I am looking for a book. Written before 1975. It is about earth being attacked by an alien force. Earth builds a ship loaded with earth's finest. As they travel to a distant world they are attacked and land on a planet. Generations go by on this world that has extreme gravity and they develop. Talking mind reading penguins and vicious wolves. They send a signal back to earth "Raroak Calling"... They eventually defeat an alien ship and return to earth. They defeat the alien attack force because after generations on the alien planet they developed super human strength because of the 3x gravity. Then they must leave earth because they realize they are no longer human.
The message is "Ragnarok calling". The book is Tom Godwin's 1958 novel The Survivors a.k.a.Space Prison; it's available at Project Gutenberg and LibriVox. Maybe one of these covers will ring a bell. A shorter version called "Too Soon to Die" was published as a novelette in Venture Science Fiction Magazine, March 1957, which is available at the Internet Archive. There was a sequel called The Space Barbarians. Godwin's Ragnarok series (as it's called) was the subject of this old question and this one and this one. From the Wikipedia summary:
A ship heading from Earth to Athena, a planet 500 light years away, is suddenly attacked by the Gerns, an alien empire in its expansion phase. People aboard are divided by the invaders into Acceptables and Rejects. The Acceptables would become slave labor for the Gerns on Athena, and the Rejects are forced ashore on the nearest 'Earth-like' planet, called Ragnarok. The Gerns say they will return for the Rejects, but the Rejects quickly realise that that isn't going to happen.
Ragnarok is not so 'Earth-like.' Its gravity is 1.5 times that of Earth, it is populated by deadly, aggressive creatures and it contains little in the way of usable metal ores. This, combined with a terrible deadly fever that kills in hours, more than decimates the population.
The novels follows the stranded humans through several generations as they try to survive there, and their unswerving goal to repay the Gerns for their cruelty.
Now to address some points in your question with excerpts from the story:
Talking mind reading penguins
The mind-reading critters, called "mockers", are more like squirrels:
They emerged into full view; six little animals the size of squirrels, each of them a different color. They walked on short hind legs like miniature bears and the dark eyes in the bear-chipmunk faces were fixed on him with intense interest.
[. . . .]
"They're telepathic between one another," he said. "The yellow one there repeated what the one you spoke to heard you say and it repeated what the yellow one heard me say. It has to be telepathy between them."
[. . . .]
Their intelligence was surprising and they seemed to be partially receptive to human thoughts, as Bill Humbolt had written. By the end of the fifteenth year their training had reached such a stage of perfection that a mocker would transmit or not transmit with only the unspoken thought of its master to tell it which it should be. In addition, they would transmit the message to whichever mocker their master's thought directed. Presumably all mockers received the message but only the mocker to whom it was addressed would repeat it aloud.
and vicious wolves.
The warning cry came from an outer guard and black shadows were suddenly sweeping out of the dark dawn.

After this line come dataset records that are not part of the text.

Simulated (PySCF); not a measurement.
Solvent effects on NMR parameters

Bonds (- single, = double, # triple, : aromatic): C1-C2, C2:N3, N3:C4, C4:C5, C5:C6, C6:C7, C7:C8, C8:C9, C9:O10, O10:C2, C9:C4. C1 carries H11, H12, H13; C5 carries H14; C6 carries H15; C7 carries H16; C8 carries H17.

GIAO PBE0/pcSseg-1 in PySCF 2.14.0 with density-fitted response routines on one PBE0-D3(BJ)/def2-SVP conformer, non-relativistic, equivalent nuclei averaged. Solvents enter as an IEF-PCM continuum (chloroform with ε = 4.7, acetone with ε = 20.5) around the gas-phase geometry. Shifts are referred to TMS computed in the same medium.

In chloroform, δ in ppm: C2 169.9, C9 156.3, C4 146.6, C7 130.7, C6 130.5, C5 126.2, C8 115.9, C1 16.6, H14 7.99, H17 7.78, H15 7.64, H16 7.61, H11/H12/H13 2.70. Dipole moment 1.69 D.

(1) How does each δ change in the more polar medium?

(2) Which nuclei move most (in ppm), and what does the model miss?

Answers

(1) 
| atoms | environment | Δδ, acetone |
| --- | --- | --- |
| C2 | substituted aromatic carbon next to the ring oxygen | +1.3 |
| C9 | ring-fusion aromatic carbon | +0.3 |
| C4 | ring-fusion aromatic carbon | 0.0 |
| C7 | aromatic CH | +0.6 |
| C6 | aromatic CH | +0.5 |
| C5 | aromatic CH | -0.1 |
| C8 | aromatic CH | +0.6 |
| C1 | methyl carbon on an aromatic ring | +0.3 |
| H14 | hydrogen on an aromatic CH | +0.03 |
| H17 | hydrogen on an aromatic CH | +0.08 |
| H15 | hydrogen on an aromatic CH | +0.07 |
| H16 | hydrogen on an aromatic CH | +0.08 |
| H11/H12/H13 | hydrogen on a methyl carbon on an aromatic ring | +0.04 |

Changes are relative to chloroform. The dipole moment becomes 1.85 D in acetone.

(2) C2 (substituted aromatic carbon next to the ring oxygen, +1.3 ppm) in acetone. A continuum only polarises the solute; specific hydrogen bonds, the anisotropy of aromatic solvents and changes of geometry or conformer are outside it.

They were things that might have been half wolf, half tiger; each of them three hundred pounds of incredible ferocity with eyes blazing like yellow fire in their white-fanged tiger-wolf faces. They came like the wind, in a flowing black wave, and ripped through the outer guard line as though it had not existed. The inner guards fired in a chattering roll of gunshots, trying to turn them, and Prentiss's rifle licked out pale tongues of flame as he added his own fire. The prowlers came on, breaking through, but part of them went down and the others were swerved by the fire so that they struck only the outer edge of the area where the Rejects were grouped.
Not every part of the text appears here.